First published 4 August 2020

2020 continues to be a huge success story for QUT Esports, with the program reaching even more milestones over the past month.

Tigers make their first OCS playoffs

The QUT Tigers have officially made it to the playoffs for the first time ever. The team placed fifth overall after an intense season and are now only two wins away from making the grand final of the Oceanic Challenge Series (OCS), which is a semi-professional League of Legends competition contested by 11 teams across Australia.

Third-year IT student Allister Provan (player tag Akira) is the Bot Laner for QUT’s OCS team for 2020. His esports journey has shown how rewarding hard work and determination can be.

Allister began as an active member of the QUT Esports community before applying to be a part of the OCS team. After not qualifying for the team in 2019, Allister was placed in the intervarsity team where he worked hard to hone his skills through regular training, tournaments, and utilising the resources and support offered through the esports program.

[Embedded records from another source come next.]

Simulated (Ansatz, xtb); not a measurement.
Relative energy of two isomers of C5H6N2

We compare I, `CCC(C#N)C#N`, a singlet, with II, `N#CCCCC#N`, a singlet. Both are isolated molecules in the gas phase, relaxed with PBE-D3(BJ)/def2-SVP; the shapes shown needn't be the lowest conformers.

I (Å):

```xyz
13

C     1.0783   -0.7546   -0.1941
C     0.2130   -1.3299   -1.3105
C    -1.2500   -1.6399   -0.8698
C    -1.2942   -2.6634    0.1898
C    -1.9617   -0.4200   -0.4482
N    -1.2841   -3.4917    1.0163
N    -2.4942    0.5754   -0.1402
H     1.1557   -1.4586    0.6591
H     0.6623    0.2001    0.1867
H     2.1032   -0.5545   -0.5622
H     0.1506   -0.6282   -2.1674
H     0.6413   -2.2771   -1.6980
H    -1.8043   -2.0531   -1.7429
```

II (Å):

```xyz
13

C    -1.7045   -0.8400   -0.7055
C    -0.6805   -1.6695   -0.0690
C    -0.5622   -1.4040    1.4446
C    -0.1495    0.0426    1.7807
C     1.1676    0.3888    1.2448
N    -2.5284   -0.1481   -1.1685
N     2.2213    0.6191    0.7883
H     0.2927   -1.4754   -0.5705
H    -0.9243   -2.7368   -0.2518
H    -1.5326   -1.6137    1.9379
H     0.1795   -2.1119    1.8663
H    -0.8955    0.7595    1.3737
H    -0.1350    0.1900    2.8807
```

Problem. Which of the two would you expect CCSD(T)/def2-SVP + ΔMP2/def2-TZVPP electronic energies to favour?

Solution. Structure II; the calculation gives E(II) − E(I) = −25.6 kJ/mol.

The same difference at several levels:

Not discouraged by his initial setback, Allister was selected for both the OCS team and the new QUT Tigers Esports Academy in 2020 – a testament not only to Allister’s skill, but to his mental fortitude.   

‘I trained for over 10 hours a day to make the OCS team. I usually spend the whole summer at home in Japan, but I came back to Australia early so that I could practice for the trials.’

Allister maintains that to be competitive in the semi-professional leagues the key is flexibility.

‘If you want to be on the OCS team, you have to be able to adapt to different scenarios and constantly practice all your weaknesses,’ he said.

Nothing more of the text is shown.